DRAGAN (Deep Regret Analytic Generative Adversarial Networks)

Link to our paper - https://arxiv.org/abs/1705.07215

Pytorch implementation (thanks!) - https://github.com/jfsantos/dragan-pytorch

Paper exploring issues with wgan-gp that we raised and showing local perturbation improves stability

https://arxiv.org/pdf/1709.08894.pdf

Code for comparing improved WGAN and DRAGAN

http://lernapparat.de/more-improved-wgan/

https://github.com/pfnet-research/chainer-gan-lib

https://github.com/khanrc/tf.gans-comparison

https://github.com/hwalsuklee/tensorflow-generative-model-collections

https://github.com/Ujitoko/GAN

https://github.com/Aixile/chainer-gan-experiments

Making Anime characters with DRAGAN

https://makegirlsmoe.github.io/assets/pdf/technical_report.pdf

A stable algorithm for GAN training. Our main contributions are:

We introduce regret minimization to justify why simultaneous GD can work well in GANs. Simple improvements like historical averaging, decaying learning rate can be used for better convergence (read 'Online Gradient Descent' paper by Zinkevich et al. for more)
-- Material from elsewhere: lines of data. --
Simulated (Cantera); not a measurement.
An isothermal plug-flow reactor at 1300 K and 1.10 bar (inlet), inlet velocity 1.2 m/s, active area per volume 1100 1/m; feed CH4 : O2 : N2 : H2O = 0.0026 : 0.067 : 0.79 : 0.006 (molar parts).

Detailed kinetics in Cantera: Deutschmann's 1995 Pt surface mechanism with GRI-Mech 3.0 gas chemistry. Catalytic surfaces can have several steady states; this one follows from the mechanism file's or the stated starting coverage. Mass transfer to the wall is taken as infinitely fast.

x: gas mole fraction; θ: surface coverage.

https://arxiv.org/abs/1706.03269

(Recent paper also proposing regret minimization in GANs!)

Given the fact that RM is a perfectly good dynamics to solve games in convex settings, we questioned why mode collapse happens. We hypothesize that basins of attraction of spurious local Nash equilibria might be the reason. To mitigate this, we smoothen D (and thus payoffs) using regularization penalty and show that it works better than the vanilla procedure. By no means did we try to experiment exhaustively to find the best way for implementing this idea (we used one simple algorithm/heuristic to demonstrate that our idea works), we leave it to future works to build a good algorithm.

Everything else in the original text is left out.